Duane Moody, Reporting
Golda Reynolds speaks of the trauma that she will now have to live with, having lost her youngest child and her best friend on Monday afternoon. A the same time, she realises that despite her own careful attitude while driving, it couldn’t prevent the tragedy.
“I am very cautious. I not even use my phone. I noh talk to people, I noh even swerve outta pothole when it comes to me driving because I don’t play that. I was doing forty-five because I was driving pretty slow. I noh know mien. I careful mien. I always careful, but yesterday, careful didn’t count for that. That man hit me and shub me into that vehicle and I couldn’t do anything.”
It is something that the Department of Transport has been advocating from a behavioural and an enforcement standpoint. And it is about driving for yourself and the next driver.
Peter Williams, Operations Officer, Department of Transport
“We always try to give drivers safety tips and seatbelts is one of the main safety tips that any driver can utilise to maximise their safety for not only themselves, but their family and other passengers and road users. The seatbelt it is an offence to not wear your seatbelt while operating your vehicle on the highway. And so we want to encourage the use of seatbelts while on the highway because it helps to reduce the chance of persons flying out the vehicle in terms of a collision. The fact of the matter is, Duane that often times, people fail to realise that they may be the ones driving properly but it may be the fault of an oncoming vehicle. We have to start to teach young people the importance of road safety and also we are trying to help to share information on road safety. We want people to understand the impacts that come with road safety collisions and crashes. From the standpoint of enforcement, we are partnering with different law-enforcement agencies.”
Operations Officer Peter Williams says they are trying to educate motorists about defensive driving. But for survivors, as well as the loved ones of victims, there’s also the aspect of coping with the trauma.
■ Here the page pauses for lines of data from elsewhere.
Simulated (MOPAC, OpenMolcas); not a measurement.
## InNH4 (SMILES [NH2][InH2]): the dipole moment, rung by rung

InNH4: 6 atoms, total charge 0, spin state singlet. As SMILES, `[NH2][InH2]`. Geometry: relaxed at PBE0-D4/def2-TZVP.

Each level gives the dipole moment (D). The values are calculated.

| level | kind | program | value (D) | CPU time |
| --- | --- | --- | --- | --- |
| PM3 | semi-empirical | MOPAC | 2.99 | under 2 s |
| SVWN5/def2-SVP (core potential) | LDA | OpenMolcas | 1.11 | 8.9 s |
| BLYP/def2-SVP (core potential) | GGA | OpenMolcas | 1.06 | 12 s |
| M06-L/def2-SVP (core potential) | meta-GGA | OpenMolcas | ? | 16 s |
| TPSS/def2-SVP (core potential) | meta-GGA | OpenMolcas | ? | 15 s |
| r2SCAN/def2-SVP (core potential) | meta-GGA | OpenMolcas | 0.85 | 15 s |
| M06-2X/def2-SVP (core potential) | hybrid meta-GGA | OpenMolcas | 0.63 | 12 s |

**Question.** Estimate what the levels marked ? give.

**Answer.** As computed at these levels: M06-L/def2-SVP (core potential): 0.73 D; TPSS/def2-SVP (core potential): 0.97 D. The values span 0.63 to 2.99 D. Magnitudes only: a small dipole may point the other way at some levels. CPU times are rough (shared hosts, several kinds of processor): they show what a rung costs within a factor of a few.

“My daughter came in. First of all, they were happy to see me alive because everybody have to draw it in and I think my dad told them their brother had died. But when I came to this house and I see this walker and I see this clothes and I see these tubs and I see these little things that he play with, I broke. And I called them and I told them do you know that your brother died, my daughter and son just hug me and cry.”
Duane Moody
“How do you tell that seven-year-old that mommy noh di come back right now?”
Sherieka Young, Sister of Tifara Samuels-Hall
“She noh really understand. She just di say ih ma dead. To me like ih noh really understand it yet because ih noh start ask fi ahn yet. When ih start ask fi ahn, then I noh know how we wah cope with that, but she deh with a loving family and we wah love she from now till forever.”
Duane Moody for News Five.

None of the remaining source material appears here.